Woolworths: The Sad Truth for Many


Being a family man I found myself in a town centre today, taking back a non-functioning electrical Christmas pressie (egged on by a distraught sprog).

The story ended happily when the item was replaced and we continued with our assortment of errands, some of a banking nature, some comestible (those corned beef pasties won't eat themselves y'know!) and others of a more commercial/fanciful ensemble.

All of a sudden I felt an urge to pop into the local Woolworths and witness a bit of history and so - admittedly with little persuasion (or percussion!) needed on my part with Mrs FC and the FC sprogs - we found ourselves in a very eerie and strange Woolworths shop.
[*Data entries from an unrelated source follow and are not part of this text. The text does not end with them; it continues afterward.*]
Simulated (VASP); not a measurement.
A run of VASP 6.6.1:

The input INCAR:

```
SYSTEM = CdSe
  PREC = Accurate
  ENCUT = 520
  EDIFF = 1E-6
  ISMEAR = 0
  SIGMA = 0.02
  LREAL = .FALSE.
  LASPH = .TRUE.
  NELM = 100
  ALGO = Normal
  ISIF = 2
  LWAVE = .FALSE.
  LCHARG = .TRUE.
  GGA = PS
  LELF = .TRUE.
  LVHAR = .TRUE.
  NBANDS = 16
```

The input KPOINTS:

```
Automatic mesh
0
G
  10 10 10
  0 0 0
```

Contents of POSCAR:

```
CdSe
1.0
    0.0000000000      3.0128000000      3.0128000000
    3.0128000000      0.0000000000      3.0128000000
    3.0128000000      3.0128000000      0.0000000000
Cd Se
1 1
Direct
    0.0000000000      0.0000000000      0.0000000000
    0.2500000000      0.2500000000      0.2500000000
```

Most of the shelves were empty, many of them with "sold" stickers on, with people buying the fixtures and fittings.

One wall even had photocopies of things as mundane as office chairs, the branch safe (empty?) and the staff cooker for sale. It made my pic n mix free for all ("5 sweets each kids! Fill yer boots" -- not literally obviously) seem a bit tame, as some local yokels filled trolleys with bits of display stands.

Now, I'm not one to shed a tear for unbridled Capitalism and Big Businesses, but as with many of those interviewed on the news viz this episode of the "Credit Crunch," I find it a bit sad to see this happen.

When I was knee-high to a grasshopper (a pre-FC sprog if you will) I remember going to visit one of my myriad of unrelated "aunties" who worked in 'Woolies,' standing on tip-toe as I tried to see over the counter. So it is that Woolworths entered the early memories of many people, and we all feel an era is passing.

So what should we feel with the passing of Woolworths? I can't feel sorry for Big Business or multinationals. I couldn't even tell you who owns Woolworths. But there are people we should feel sorry for: the 27,000 employees of Woolworths who face a future on the dole.

Unemployment can never be easy, but going onto the dole with so many others (add on those from MFI and other firms going bust) and at the start of a recession must seem like the beginning of a long black night for many of them.

And that's what went through my mind yesterday as I took in the vista of all the decimated shelving units and dismantled point-of-sale bumf languishing in corners.

It's easy for Gordon Brown to play "saviour of the world" because he's used our tax-money for generations to come (via enslaving us to a super-duper blow-your-mind national debt) to "bail out" the banks and keep the greedy amoral scum, who lived high on the hog whilst the debt bubble grew and grew, in their positions.

Yet he stands by useless as a chocolate teapot as 27,000 Woolworths employees - from the shelf-stackers, through the till-tappers to the junior management - get a Christmas Present of a P45.

The Saviour of the World - Super Gordon? - gets in debt with the banks to bail-out the banks (heads they win, tails you lose) and the "normal" folks get covered in guano.

Perhaps if the Woolworths staff had been as greedy and as avaricious, gambling other people's money, then Super Gordon would have forked out a few billion to bail them out too?

And why not!

Let Gordon do a one-off payment and convert Woolies into a Workers Co-Operative, wherein the workers split the profits depending on the hours they work.

It might just work. It might just save him much more in long term dole, housing benefit etc. It might just save the high street. It might just show that Super Gordon cares for more than just Banking Bosses and Car firms owned by Indians.

And, as I paid for the few goodies selling at 50% and walked out of Woolies probably for the last time, I couldn't help think of all this and of Gordon Brown's skewed sense of loyalty and proportion.

Still, at least so many of the banksters and City of London wide-boys enjoyed blow-out Christmas parties.

That must be a comfort to all those facing 2009 being unemployed.

1 comments:

Anonymous said...

Those people who have just been made unemployed will soon be back at work...

They`ll be forced to work for their dole!